Mathias, Robert Bruce ("Bob")
Mathias, Robert Bruce ("Bob")
MATHIAS, Robert Bruce ("Bob")
(b. 17 November 1930 in Tulare, California), track and field athlete who was the first to win two Olympic gold medals in the decathlon and, at the turn of the century, remained history's youngest male Olympic track and field champion.
Mathias was the second of four children of Charlie Milfred Mathias, a physician, and Lillian Harris Mathias, a homemaker. He was born a few months after the family relocated from Oklahoma to Tulare, a small town in California's farming-rich San Joaquin Valley. His father had been a tackle at the University of Oklahoma in the 1920s, and all of the Mathias children exhibited athletic prowess. Mathias suffered from anemia in early childhood, so his father prescribed large doses of iron pills and built a minitrack in the family backyard, complete with jumping pits and throwing circles. By the time Mathias was twelve years old he was able to high-jump five feet, six inches. "We knew we had an athlete on our hands," remarked his mother.

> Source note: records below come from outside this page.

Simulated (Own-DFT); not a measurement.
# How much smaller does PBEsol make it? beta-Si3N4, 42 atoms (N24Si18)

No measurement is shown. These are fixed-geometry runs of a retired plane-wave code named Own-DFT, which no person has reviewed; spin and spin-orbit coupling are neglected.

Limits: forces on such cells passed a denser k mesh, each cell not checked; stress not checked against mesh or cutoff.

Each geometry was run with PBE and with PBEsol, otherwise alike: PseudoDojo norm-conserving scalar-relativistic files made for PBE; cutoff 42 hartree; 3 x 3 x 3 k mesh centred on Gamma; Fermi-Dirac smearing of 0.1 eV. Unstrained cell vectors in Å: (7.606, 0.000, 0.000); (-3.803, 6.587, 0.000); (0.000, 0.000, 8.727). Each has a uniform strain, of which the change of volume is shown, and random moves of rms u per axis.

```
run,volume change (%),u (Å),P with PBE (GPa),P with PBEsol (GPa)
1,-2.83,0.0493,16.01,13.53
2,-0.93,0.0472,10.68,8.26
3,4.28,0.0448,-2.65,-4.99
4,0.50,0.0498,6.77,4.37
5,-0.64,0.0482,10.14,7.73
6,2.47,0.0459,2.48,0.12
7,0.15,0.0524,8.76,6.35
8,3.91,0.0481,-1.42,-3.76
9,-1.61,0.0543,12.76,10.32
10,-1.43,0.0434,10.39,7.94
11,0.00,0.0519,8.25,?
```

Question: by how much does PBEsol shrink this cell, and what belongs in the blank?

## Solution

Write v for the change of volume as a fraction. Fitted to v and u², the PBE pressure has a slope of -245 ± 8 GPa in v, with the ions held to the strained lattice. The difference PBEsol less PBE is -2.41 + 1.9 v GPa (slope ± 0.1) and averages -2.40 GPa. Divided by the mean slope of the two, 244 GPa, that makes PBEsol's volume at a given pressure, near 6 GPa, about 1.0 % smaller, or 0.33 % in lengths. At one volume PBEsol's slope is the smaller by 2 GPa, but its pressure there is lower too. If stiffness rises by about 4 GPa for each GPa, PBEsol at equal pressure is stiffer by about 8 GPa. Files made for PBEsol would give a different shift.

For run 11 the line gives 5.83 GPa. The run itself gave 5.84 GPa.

At Tulare Union High School, Mathias starred at basketball (averaging eighteen points per game his senior year), football (as a running back), and track and field (as a hurdler, sprinter, and thrower). On Mathias's seventeenth birthday, the track coach Virgil Jackson suggested that he begin working on additional events like the javelin and pole vault. After Mathias's senior track season (1948), Jackson suggested that his versatile star try the decathlon. Neither knew all ten decathlon events. "Work hard at it, and I bet you make the Olympic team … in 1952," Jackson said. The two-day, ten-event decathlon is designed to determine track and field's most versatile athlete; its champion is universally known as the world's greatest all-around athlete. Each athlete must compete in the 100-meter sprint, long jump, shot put, high jump, and 400-meter race on day one. On the following day the athlete contests the 110-meter hurdles (42-inch barriers), discus, pole vault, javelin, and 1,500-meter race.
Surprisingly the six-foot, two-inch, 190-pound Mathias won the Southern Pacific Amateur Athletic Union (AAU) decathlon in early June 1948, qualifying him for the Olympic trials in Bloomfield, New Jersey. His high school and the local Elks club raised funds to send him to the trials, where he again won, sending him to the Olympic Games in London, England. Three months shy of his eighteenth birthday, the unflappable Mathias, under cold and rainy conditions, totaled 7,139 points (under the 1934 International Association of Athletics Federations [IAAF] tables) to become the youngest male ever to win an Olympic track and field gold medal. He was awarded the 1948 Sullivan Award as the nation's top amateur athlete. When asked what he would do for an encore, Mathias reportedly replied, "I'll start shaving, I guess."
That autumn Mathias enrolled at the Kiski(minetas) School, a preparatory school in Saltsburg, Pennsylvania, to enhance his grades; in autumn 1949 he enrolled at Stanford University in California, where he pursued both football and track. Mathias dispelled any notion that his London performance was an aberration by annexing the 1949 and 1950 national AAU decathlon titles—the latter in front of hometown fans, with a world-record score of 8,042 points. On the gridiron his ninety-six-yard kickoff return for a touchdown led Stanford to a 1951 win over the University of Southern California and into the 1952 Rose Bowl. At age twenty-one, now six feet, three inches tall and 204 pounds, he went back to Tulare in July 1952 and rewarded an enthusiastic home crowd by winning the combined AAU nationals/Olympic trials with a second world decathlon record. So vast was his improvement that he posted new lifetime bests in eight of the ten events.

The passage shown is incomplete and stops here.